--- a/website/features.html
+++ b/website/features.html
@@ -59,7 +59,7 @@
<li><var class="literal">html</var>.</li>
<li><span class="application">OpenOffice</span>
- files.</li>
+ files (needs <b>unzip</b> command).</li>
<li><var class="literal">maildir</var> and <var
class="literal">mailbox</var> (<span class=
@@ -122,8 +122,8 @@
<li>Support for multiple charsets. Internal processing and
storage uses Unicode UTF-8.</li>
- <li>Stemming performed at query time (can switch stemming
- language after indexing).</li>
+ <li><a href="#Stemming">Stemming</a> performed at query
+ time (can switch stemming language after indexing).</li>
<li>Easy installation. No database daemon, web server or
exotic language necessary.</li>
@@ -134,7 +134,47 @@
</dd>
</ul>
+ <h2><a name="#stemming"></a>Stemming</h2>
+ <p>Stemming is a process which transforms inflected words into
+ their most basic form. For exemple, <i>flooring</i>,
+ <i>floors</i>, <i>floored</i> would probably all be transformed
+ to <i>floor</i> by a stemmer for the English language.</p>
+
+ <p>In many search engines, the stemming process occurs during
+ indexing. The index will only contain the stemmed form of words,
+ with exceptions for terms which are detected as being probably
+ proper nouns (ie: capitalized). At query time, the terms entered
+ by the user are stemmed, then matched against the index.</p>
+
+ <p>This process results into a smaller index, but it has the
+ grave inconvenient of irrevocably losing information during
+ indexing.</p>
+
+ <p>Recoll works in a different way. No stemming is performed at
+ query time, so that all information gets into the index. The
+ resulting index is bigger, but most people probably don't care
+ much about this nowadays, because they have a 100Gb disk 95%
+ full of binary data <em>which does not get indexed</em>.</p>
+ <p>At the end of an indexing pass, Recoll builds one or several
+ stemming dictionaries, where all word stems are listed in
+ correspondence to the list of their derivatives.</p>
+
+ <p>At query time, by default, user-entered terms are stemmed,
+ then matched against the stem database, and the query is
+ expanded to include all derivatives. This will yield search
+ results analogous to those obtained by a classical engine.

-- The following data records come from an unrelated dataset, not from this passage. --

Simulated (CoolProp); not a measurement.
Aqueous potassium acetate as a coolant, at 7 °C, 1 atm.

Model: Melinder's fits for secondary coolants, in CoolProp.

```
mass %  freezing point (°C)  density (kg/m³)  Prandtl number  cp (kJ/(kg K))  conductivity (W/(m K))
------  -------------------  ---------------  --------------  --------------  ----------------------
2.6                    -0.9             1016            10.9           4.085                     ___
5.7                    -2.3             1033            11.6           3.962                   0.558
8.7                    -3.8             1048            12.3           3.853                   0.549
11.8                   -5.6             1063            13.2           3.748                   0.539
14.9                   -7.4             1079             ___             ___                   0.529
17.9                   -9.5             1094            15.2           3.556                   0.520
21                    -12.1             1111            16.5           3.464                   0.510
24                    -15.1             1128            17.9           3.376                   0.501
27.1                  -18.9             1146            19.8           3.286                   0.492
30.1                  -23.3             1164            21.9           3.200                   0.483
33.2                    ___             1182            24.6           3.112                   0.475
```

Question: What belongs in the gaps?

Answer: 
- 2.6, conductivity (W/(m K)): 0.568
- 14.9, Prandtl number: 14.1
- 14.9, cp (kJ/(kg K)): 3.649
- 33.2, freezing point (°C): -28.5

+ The benefits of this approach is that stem expansion can be
+ controlled instantly at query time in several ways:
+ <ul>
+ <li>It can be selectively turned-off for any query term by
+ capitalizing it (<i>Floor</i>).</li>
+ <li>The stemming language (ie: english, french...) can be
+ selected (this supposes that several stemming databases have
+ been built, which can be configured as part of the indexing,
+ or done later, in a reasonably fast way).</li>
+ </ul>
+
</div>
</body>
</html>